Create a MIG with GPU VMs

This document describes how to create a managed instance group (MIG) with virtual machine (VM) instances that have attached GPUs. Specifically, it describes how to add GPU VMs all at once in a zonal MIG by using resize requests and the flex-start provisioning model. The VMs that you create by using the flex-start provisioning model are called Flex-start VMs. If you want to create a MIG resize request to consume a reservation, then see instead the following:

To consume a reservation for a future reservation in AI Hypercomputer, see Create a MIG and a resize request in the AI Hypercomputer documentation.
To consume a reservation for a future reservation in calendar mode, see Create a resize request in a MIG.

Use a MIG resize request with the flex-start provisioning model to increase your chances of obtaining GPU Flex-start VMs. In the request, you must specify the number of GPU Flex-start VMs that you want to create. Dynamic Workload Scheduler (DWS), the underlying scheduler mechanism, makes best-effort attempts to schedule resize requests created across Compute Engine based on requested durations and resource availability. If your request resources become available, then the MIG creates the Flex-start VMs.

If your job finishes earlier than the requested duration, then you can delete the created Flex-start VMs. Otherwise, the MIG deletes Flex-start VMs at the end of their run duration.

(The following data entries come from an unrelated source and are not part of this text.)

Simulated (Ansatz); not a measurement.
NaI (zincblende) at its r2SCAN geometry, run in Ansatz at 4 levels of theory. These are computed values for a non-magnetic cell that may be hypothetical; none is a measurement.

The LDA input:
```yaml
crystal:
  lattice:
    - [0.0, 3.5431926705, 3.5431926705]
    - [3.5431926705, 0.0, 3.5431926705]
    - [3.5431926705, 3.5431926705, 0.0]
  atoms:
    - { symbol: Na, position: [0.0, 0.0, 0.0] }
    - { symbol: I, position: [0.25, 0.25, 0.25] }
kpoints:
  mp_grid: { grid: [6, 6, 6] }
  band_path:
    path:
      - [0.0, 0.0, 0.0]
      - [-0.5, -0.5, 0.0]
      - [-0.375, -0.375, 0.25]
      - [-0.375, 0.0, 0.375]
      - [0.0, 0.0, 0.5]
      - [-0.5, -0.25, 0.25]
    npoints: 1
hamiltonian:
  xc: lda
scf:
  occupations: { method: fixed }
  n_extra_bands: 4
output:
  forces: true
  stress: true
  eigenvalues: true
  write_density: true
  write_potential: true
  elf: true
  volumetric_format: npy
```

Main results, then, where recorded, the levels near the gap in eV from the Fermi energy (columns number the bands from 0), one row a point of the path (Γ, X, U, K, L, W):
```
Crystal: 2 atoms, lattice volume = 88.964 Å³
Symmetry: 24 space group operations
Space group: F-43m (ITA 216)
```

You can also read about other basic scenarios for creating a MIG.

Before you begin

To make sure that you have sufficient GPU quota for the resources you're requesting, check your GPU quota.
To understand quota consumption, read GPU VMs and preemptible allocation quotas.
If you haven't already, set up authentication. Authentication verifies your identity for access to Google Cloud services and APIs. To run code or samples from a local development environment, you can authenticate to Compute Engine by selecting one of the following options:
Select the tab for how you plan to use the samples on this page:
Console

When you use the Google Cloud console to access Google Cloud services and APIs, you don't need to set up authentication.
gcloud
1. Install the Google Cloud CLI. After installation, initialize the Google Cloud CLI by running the following command:
  gcloud init
  If you're using an external identity provider (IdP), you must first sign in to the gcloud CLI with your federated identity.
  
  Note: If you installed the gcloud CLI previously, make sure you have the latest version by running gcloud components update.
2. Set a default region and zone.
REST

To use the REST API samples on this page in a local development environment, you use the credentials you provide to the gcloud CLI.
For more information, see Authenticate for using REST in the Google Cloud authentication documentation.

Limitations

Review the limitations for creating a MIG resize request.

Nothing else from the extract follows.